As this is written, the price of oil hovers near $120/barrel. It’s likely headed higher, and the only ones happy about it are big oil, commodities speculators and OPEC.
In a recent opinion piece in The New York Times, columnist Thomas Friedman weighed in on the topic of U.S. energy policy—or, more precisely, the lack thereof. Taking on topics ranging from the proposed federal gasoline tax holiday to the failure of Congress to extend investment tax credits for alternative energy development, Friedman concludes that the U.S. has no coherent energy strategy.
He’s absolutely right, of course. Where he’s wrong is in his primary focus on our lack of development of alternative energy sources.
Don’t get me wrong—solar and wind power are great, as far as they go. Unfortunately, that’s not very far. And, as Friedman points out, we are not incentivizing U.S. companies to invest in alternative energy R&D or manufacturing.
But Friedman drops the ball by failing to mention some of the many ways we could address the supply side of our energy equation. A prime example would be opening up more federal land to drilling for oil and natural gas, whether it’s in the Alaska National Wildlife Refuge (ANWR) or offshore on the west or east coasts and in the Gulf of Mexico. According to Paul Cicio, president of the Industrial Energy Consumers of America (www.ieca-us.com), natural gas production in the U.S. has remained essentially flat since 2000 while consumption has increased 9.8%. This while reserves of trillions of cubic feet of natural gas lie offshore and in other areas.

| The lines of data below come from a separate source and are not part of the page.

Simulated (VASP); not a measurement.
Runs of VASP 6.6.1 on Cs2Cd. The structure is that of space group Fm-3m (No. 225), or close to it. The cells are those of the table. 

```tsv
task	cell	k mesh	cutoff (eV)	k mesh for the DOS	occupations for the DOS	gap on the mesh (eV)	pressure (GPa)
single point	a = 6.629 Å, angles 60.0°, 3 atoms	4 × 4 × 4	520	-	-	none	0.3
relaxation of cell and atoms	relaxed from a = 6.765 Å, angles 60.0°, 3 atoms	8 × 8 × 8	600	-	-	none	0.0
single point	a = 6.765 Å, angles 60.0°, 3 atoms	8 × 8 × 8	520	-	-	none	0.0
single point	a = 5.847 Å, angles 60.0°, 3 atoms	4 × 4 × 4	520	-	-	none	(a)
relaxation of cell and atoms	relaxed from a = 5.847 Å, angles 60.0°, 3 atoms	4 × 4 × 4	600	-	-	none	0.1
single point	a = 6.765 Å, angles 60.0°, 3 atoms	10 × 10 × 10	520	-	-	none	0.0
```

Cicio says the same situation applies to oil consumption and to electricity use, both of which continue to increase while we do essentially nothing to develop new sources of domestic supply, whether it be nuclear plants for electricity generation or more exploration and drilling of known oil reserves.
And if government policies of not-so-benign neglect aren’t bad enough, a bill currently moving through Senate may make things far worse. Euphemistically titled “America’s Climate Security Act,” S.2191 would regulate emissions of all major greenhouse gases for oil refineries, natural gas processing facilities, electric utilities and industrial users.
Provision of the bill would take effect in 2012 and include ongoing reductions in greenhouse gas emissions, with the eventual goal of cutting emissions to 65% below 1990 levels by the year 2050. An admirable goal, but unrealistic: Cicio says the bill as written will weaken economic growth, increase energy costs and price volatility, and provide more incentive to move manufacturing from the U.S.
On second thought, maybe neglect—benign or not—is not so bad.
It’s tempting to chalk up the gridlock on energy to election-year politics. The sad reality is, however, that the U.S. has had no coherent strategy to reduce demand and pump up domestic supply for…well, forever, I think. Or at least since World War II.
Friedman summed up the situation pretty well: “The…biggest energy crisis we have in our country today is the energy to be serious—the energy to do big things in a sustained, focused and intelligent way. We are in the midst of a national political brownout,” he concluded.
Again, absolutely right, and unless something is done to make better use of the energy resources we have here in the U.S., manufacturers and consumers are in for a long, bumpy ride.